There's also the issue of Student/Teacher edition means you can't use it except for educational purposes, and it seems like the author was going to use them for professional work, which means he needs a different license, legally speaking.

Finally, it's not up to Adobe to provide you with installers just because you can't be bothered to go get a disk drive. They're not that expensive. The problem exists solely on the author's side, not Adobe's.

1 comments

Bullshit.

Absolute bullshit. When you're paying HUNDREDS of dollars for software, damn right I expect better support 4 years down the track. Hell, it's barely even support. Let me download it, like you used to only two years back. Are you kidding me?

Bullshit yourself. Cars cost hundreds of times more and typically get just four years of support. Hardware typically gets a year free, and it also costs a whole lot more than software.

You didn't pay for any sort of extended warranty. Legally the only warranty required is that at time of purchase it work as advertised. It did, and while Adobe has an additional warranty they've added, it doesn't say you get everything you wish for just because you want it.

Even saying you purchased the full creative suite at $2600, that's $650/year, $54.17/month. You didn't pay all that much for it, slightly less than $2 a day. Even assuming you purchased it near the end of it's life, that's 3 years, making it $72.23/month, which is only $2.37/day. That's less than the price of a meal.

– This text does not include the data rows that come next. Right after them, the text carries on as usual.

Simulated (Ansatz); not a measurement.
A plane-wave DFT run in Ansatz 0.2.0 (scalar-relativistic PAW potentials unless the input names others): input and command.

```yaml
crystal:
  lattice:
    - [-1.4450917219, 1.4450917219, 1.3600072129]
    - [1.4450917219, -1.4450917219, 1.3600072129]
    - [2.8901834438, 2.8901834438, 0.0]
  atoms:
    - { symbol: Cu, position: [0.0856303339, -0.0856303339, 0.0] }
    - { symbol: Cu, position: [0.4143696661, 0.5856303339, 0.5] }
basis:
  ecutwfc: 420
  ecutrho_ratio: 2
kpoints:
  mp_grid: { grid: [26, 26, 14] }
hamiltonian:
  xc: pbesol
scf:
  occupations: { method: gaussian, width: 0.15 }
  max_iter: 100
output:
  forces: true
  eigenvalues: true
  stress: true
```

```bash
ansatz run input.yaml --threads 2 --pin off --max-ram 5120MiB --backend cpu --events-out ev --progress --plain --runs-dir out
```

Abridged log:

Additionally, they have no responsibility to provide you with an installer. You got your installer, based on the post the author still had the installer, but happened to purchase a computer without a disk drive, which is essentially purchasing a computer without the minimum system requirements of the installer. The author could purchase a disk drive, or borrow a disk drive, or use his old computer's disk drive across the network (something OS X has the capability to do built in).

Adobe also never had to provide downloads of those installers in the first place. Just because they previously had them available to download doesn't mean they have a responsibility to continue keeping them available for download. Your losing your disks is your fault, not Adobe's.

So, bullshit yourself.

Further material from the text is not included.